Prime Minister Christopher Luxon describes the "food for fuel" deal he has just concluded with Singapore as "world leading". While that language may sound unnecessarily Trumpist, the arrangement is certainly a positive one to be celebrated.
It
reflects the ongoing strength of the relationship between Singapore and
New Zealand and is a pragmatic and hopefully long-term response to the
difficult international situation at present. Both countries are committing to
trading commodities that each need, to their mutual benefit.
Singapore’s
pragmatism since the time of Lee Quan Yew in the pursuit of growth and
prosperity and advancing the interests of the city-state is legendary. So it
was no real surprise that it should have shown such an interest in reaching a
deal like this. Especially as since the end of World War II Singapore has
consistently cited New Zealand and Australia as its two most significant
regional partners.
But
the pragmatism that underpins Luxon’s deal has also been a consistent strand in
New Zealand’s trade policy over recent decades. Again, there is a similarity
with Singapore. Both countries have had to deal with changes to British foreign
policy that have adversely affected them. In Singapore’s case, it was Britain’s
winding down and eventual abandonment of its East of Suez policy in the 1960s.

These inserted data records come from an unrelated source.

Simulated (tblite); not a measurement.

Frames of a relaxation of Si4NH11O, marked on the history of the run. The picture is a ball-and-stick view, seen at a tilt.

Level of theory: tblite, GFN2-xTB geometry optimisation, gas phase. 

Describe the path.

For New Zealand, it was Britain’s decision to join the European Economic
Community in 1973.
Faced
with the double whammy of both losing long-term automatic access for sheep and
dairy products to the British market and the first oil shock after the Yom
Kippur war in 1973, New Zealand, as a small trading nation, faced rapid
economic adjustment. The end of the guaranteed British market meant New Zealand
had to develop and break into established markets elsewhere to sell its primary
products and other manufactured goods. And that meant having to consider new
mutual trading relationships.
Ironically,
in the light of the current international situation, one of its earliest efforts
involved Iran. In 1974, the Rowling government hosted the Shah of Iran on a
state visit to New Zealand during which agreement was reached on New Zealand
exporting lamb, cheese and wool to Iran in return for Iranian oil being
exported to New Zealand.
It
proved to be a highly successful arrangement. By the mid-1970s, Iran was
purchasing around 60% of New Zealand’s lamb exports, and New Zealand had
stability of oil supplies from Iran. However, it fell apart over the years after
the 1979 Iranian Revolution, because the impact of international sanctions on the
new Islamic regime caused severe foreign exchange shortages for Iran, making it
a less reliable trading partner.
In
a similar vein, but much less successfully, New Zealand reached an agreement with
the Soviet Union in the early 1980s to trade dairy products for Lada cars. However,
the collapse of the Soviet Union at the end of 1991, not to mention the
inferior quality of Lada cars, put paid to this arrangement.
By
contrast, Luxon’s deal with Singapore looks more soundly based. For a start,
there is a measure of political stability in both countries which means it is
likely to endure, whoever is in government in either Singapore or Wellington. Moreover,
there is a historical dimension to New Zealand’s relationship with Singapore
that runs deeper than its relationship with both Iran and the Soviet Union at
the time those deals were concluded. And because of that, the ongoing
relationship is much more multi-faceted.
Over
the years, many New Zealand politicians have spoken enviously of Singapore’s
economic development and sought to apply its lessons to New Zealand’s somewhat
less stellar economic development and resilience. Since 2000, Singapore and New
Zealand have had a free trade agreement, the Closer Economic Partnership, and
the "food for fuel" arrangement will be incorporated into this
agreement. Again, this should provide greater certainty for its future
viability than the earlier agreements.
It
seems likely that the United States’ demolition of the rules-based approach that
has underpinned international relations since 1945 will lead to more direct
country-to-country and regional economic and political arrangements. In that
regard, New Zealand’s experience in reaching this deal with Singapore should
serve it well in reaching similar deals with other regional partners.
This
arrangement is not just a “nice to have”. Rather, the "food for fuel"
deal is a vital part of the jigsaw of our future approach to trade and
international relations.
Taken
together, the “food for fuel” deal and the free trade agreement signed with
India earlier on Luxon’s current overseas trip, make last week one of the most
significant for a New Zealand government in recent years.